31 October 2018 by and Corporate & Commercial Alert

Why the environment matters to your deal

Recent publication by the International Panel on Climate Change of its Special Report “Global Warming of 1.5˚C” has again brought environmental protection to the forefront of sustainable development discourse. With South Africa being a party to the United Nations Convention on Climate Change and Paris Agreement, concerns of the international community and pressure from fellow state parties incentivises the Department of Environmental Affairs’ enforcement division, the green scorpions, to further sharpen their sting.

Within the M&A arena, increased activity on the part of enforcement officials impacts on the materiality of environmental risks to a proposed deal. These risks include:

  • fines of up to R10 million;
  • demolition orders;
  • stop orders;
  • administrative enforcement proceedings, including directives and compliance notices;
  • cost recovery proceedings where government authorities undertake remedial measures at their own cost (Authority Recovery Proceedings); and
  • significant CAPEX required to: (i) address remediation of pollution or environmental degradation; and/or (ii) upgrade facilities or infrastructure which do not comply with environmental law.

Local non-profit organisations have also recently become particularly vigilant and often institute enforcement proceedings in the public interest where a business is polluting, causing environmental degradation or otherwise not complying with environmental laws.

Companies looking to acquire businesses, assets or shares in companies that impact on the environment are therefore reminded of the importance of including the below environmental considerations within the scope of a due diligence.

Legality of operations

In taking over a business or a company, it would be essential for any purchaser that the acquired business or company continues to operate lawfully during and after closing of the transaction. During the due diligence process, this requires vetting of all material environmental permits, licences and authorisations (Environmental Consents), as well as the empowering statutes to identify any restrictive conditions.

With reference to a sale of business or asset transaction, any restriction on the transfer of Environmental Consents to another holder would have to be identified. Depending on materiality of the Consent, a restriction on transfer could result in a new business owner having to make application for a new Environmental Consent to be issued in its name.

For a sale of shares, any prohibition on change of control would have similar implications. Often Environmental Consents however contain ambiguous conditions that restrict “change of ownership” of a company or business. Whether such a condition includes a sale of shares would have to be determined from the context and nature of the deal. For example, where an acquirer obtains 100% shareholding in an operating company, from a purposive interpretation it is arguable that the ownership of the business has changed.

Often the situation also arises where all requisite Environmental Consents are not in place, as they have either never been applied for or have expired, or the target company holds the incorrect view that they are not required.
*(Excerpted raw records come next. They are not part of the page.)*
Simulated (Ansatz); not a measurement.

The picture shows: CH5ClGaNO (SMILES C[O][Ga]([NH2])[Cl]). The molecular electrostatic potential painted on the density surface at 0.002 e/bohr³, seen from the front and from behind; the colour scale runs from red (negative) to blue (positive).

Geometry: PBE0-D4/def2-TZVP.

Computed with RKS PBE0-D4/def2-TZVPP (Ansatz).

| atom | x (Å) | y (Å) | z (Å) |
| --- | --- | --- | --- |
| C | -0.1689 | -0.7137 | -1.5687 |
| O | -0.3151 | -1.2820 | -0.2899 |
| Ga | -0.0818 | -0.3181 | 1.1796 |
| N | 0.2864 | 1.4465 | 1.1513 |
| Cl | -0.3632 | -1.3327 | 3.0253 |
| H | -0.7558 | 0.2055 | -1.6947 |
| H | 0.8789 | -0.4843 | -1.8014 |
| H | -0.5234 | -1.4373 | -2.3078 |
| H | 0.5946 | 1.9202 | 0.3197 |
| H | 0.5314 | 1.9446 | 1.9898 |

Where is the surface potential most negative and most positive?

Any application for a new Environmental Consent can become highly problematic in terms of deal timelines as certain Consent application processes are legally required to run for up to 300 days and can have CAPEX implications insofar as an array of environmental specialists have to be appointed and public participation processes undertaken.

Pollution Related Risks

The National Environmental Management Act, No 107 of 1998 (NEMA) creates an overarching duty to take reasonable measures to prevent, minimise and rectify significant pollution and environmental degradation (Pollution Measures). A similar duty of care is catered for in the National Water Act, No 36 of 1998, specifically in relation to the pollution of ground and surface water resources.

The ambit of application of the duty of care is particularly wide, and includes:

(i)      a landowner;

(ii)     a person in control of land; or

(iii)    a person who has the right to use the land on/in which:

1. an activity or process is or was performed or undertaken; or

2. any other situation exists, which causes, has caused or is likely to cause significant pollution or environmental degradation.

For a sale of shares, the operating company in which shares are acquired would remain liable for taking Pollution Measures to minimise and rectify pollution previously caused by its operations. This liability can potentially extend to shareholders insofar as:

  1. they benefitted from the company not having spent CAPEX on remediating the pollution resulting in the purchase price of the shares being lower; or
  2. they are deemed to be in control of the company (which would include factors such as majority shareholding; employees of a shareholder being on the company’s board of directors; or the degree of involvement of the shareholder in the environmental management of the company).

The duty of care would fall on a new owner of a business or site in the case of a sale of business or assets.

Failure to comply with the duty of care can inter alia result in an entity facing fines of R10 million or liability for the costs of remediation of pollution or environmental degradation if Authority Recovery Proceedings are instituted. The environmental authorities generally pursue the party who caused the pollution under the “polluter pays” principle. It is however possible under NEMA that the environmental authorities can pursue a new owner of a business and, although not yet considered by South African courts, a shareholder in the circumstances discussed above.

To properly manage this risk, audits, correspondence with government officials, directives and compliances notices are imperative to consider during a due diligence. If a due diligence is not conducted and environmental pollution or degradation exists, it is arguable that the purchaser has not complied with the duty of care, thereby increasing the risks noted.

Where there is uncertainty regarding the extent of the pollution, it is often recommended that a baseline environmental study be undertaken to enable parties to “draw a line in the sand” in terms of allocation of liability. Failure to do so can result in a purchaser becoming liable for pollution caused prior to it obtaining shares in the relevant company or acquiring the business or asset(s) in question.

Conclusion

All the above considerations can be properly dealt with and managed in terms of the transaction agreements by the inclusion of, for example, warranties, indemnities, conditions precedent and undertakings by the purchaser and seller. It is often also possible to consult with competent authorities to, where necessary and relevant, agree to an interim arrangement that caters for the company changing ownership.

The importance however is that the risks are timeously identified, particularly with enforcement officials becoming more alert in respect of companies that run operations of a high-polluting nature.